CALLER: Hi, Rush. Thank you for taking my call.

RUSH: You bet, sir.

CALLER: Well, I was kind of hoping to comment and hear your thoughts on what I’ve been hearing in the news a lot lately. The proverbial smartest person in the room is a confusing term to me. It seems to me that the smartest person in the room, or an incredibly smart person can be good or evil, and why does everybody automatically assume that the smartest person in the room is good and whatever they say or do is good and they just follow him or her blindly?

RUSH: That’s an excellent question.

CALLER: Thank you.

RUSH: Well, I think the root of that is that depending on who’s doing the categorization here, the fact of the matter is that the smartest people in the room usually aren’t the smartest people in the room. Mrs. Clinton is nowhere near the smartest woman in the world. And I don’t think Obama is particularly smart or competent. But the conventional wisdom is just the opposite, that those two are the smartest. You can throw Clinton in there, Bill Clinton, too. The liberals are smart, and you hayseeds are idiots, and that’s just the way it is.


RUSH: Let’s go to audio sound bites. Grab 25 and 26. This afternoon at the White House, President Obama got mad. He got mad at a reporter’s questions on Syria. He had joint press conference this afternoon with the president of the Republic of Korea. That’s South Korea, obviously. The woman’s name is Park Geun-hye. And during the Q&A, a reporter said, “Mr. President, does the United States have a core national security interest in stopping the slaughter in Syria, or merely a strong moral desire to see the violence end. And at what point does the cost of not intervening in a more direct way than you have done so far outweigh the cost of doing so?”

OBAMA: I think there would be severe costs in doing nothing. That’s not we’re not doin’ nothing. That’s why we are actively investing in the process. Uh, if what you’re asking is, uh, eh, uh, “Are there continuing reevaluations about what we do? What actions we take in conjunction with other international partners, uh, to optimize the day when — or to hasten the day when — we can see, uh, better situation in Syria?” we’ve been doing that all along and we’ll continue to do that.

RUSH: Right. Okay. Fine and dandy, as far as it goes, but then the president obviously thought that answer was a little mealy-mouthed, so he continued…

OBAMA: You suggested even in your question a perceived crossing of a red line. The operative word there I guess, Steven, is “perceived.” And what I’ve said is that we have evidence that there has been, uhh, the use of chemical weapons inside of Syria. But I don’t make decisions based on “perceived,” and I can’t organize international coalitions around “perceived.” We’ve tried that in the past, by the way, and it didn’t work out well. But, in the end, uhh, whether it’s bin Laden or Khadafy, uhh, if we say we’re taking a position, uhh, I would think at this point the international community has a pretty good sense that we typically follow through, uhh, on our commitments.

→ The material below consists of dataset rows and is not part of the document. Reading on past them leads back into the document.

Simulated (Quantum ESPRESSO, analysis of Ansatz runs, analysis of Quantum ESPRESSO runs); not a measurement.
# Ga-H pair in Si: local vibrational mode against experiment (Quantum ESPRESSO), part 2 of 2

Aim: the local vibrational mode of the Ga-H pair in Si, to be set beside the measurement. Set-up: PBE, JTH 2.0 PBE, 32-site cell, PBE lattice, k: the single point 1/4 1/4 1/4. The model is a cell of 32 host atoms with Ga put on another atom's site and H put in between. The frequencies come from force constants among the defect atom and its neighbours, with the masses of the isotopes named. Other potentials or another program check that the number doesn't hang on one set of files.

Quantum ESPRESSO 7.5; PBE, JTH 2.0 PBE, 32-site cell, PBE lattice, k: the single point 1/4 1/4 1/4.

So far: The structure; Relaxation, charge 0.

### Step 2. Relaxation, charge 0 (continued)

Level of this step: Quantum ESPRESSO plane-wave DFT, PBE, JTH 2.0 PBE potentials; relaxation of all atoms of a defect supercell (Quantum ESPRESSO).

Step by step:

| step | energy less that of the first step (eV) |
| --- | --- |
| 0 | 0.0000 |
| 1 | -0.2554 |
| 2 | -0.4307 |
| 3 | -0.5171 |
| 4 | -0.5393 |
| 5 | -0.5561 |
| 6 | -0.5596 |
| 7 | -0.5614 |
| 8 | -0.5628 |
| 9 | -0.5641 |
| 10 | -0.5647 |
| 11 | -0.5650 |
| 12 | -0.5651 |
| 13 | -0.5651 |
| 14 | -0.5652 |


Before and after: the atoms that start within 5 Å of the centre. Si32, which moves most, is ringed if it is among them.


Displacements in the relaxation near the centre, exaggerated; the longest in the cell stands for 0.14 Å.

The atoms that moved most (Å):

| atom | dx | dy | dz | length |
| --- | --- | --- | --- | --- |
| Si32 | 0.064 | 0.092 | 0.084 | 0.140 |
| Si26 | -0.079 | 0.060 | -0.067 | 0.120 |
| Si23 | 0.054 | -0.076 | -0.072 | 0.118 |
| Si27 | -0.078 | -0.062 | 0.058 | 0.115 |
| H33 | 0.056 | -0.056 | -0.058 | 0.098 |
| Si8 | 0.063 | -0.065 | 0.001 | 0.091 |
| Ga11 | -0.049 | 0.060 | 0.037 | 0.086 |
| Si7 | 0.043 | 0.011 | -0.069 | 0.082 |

RUSH: Man, what a smart guy. I understood everything he was trying to say, didn’t you? Man, and that’s rare, folks, that I have been in the presence of such smartness and such brilliance. I mean, he really, really, really handed it to Bush there! Did you hear that? “I can’t organize international coalitions around ‘perceived.’ We’ve tried that in the past, by the way, and it didn’t work out very well.” This poor reporter, he just wanted to know, “At what point are we gonna go in there and save people in Syria?” and Obama said, “Screw you! Bush messed up; I’m not going to. Next question.”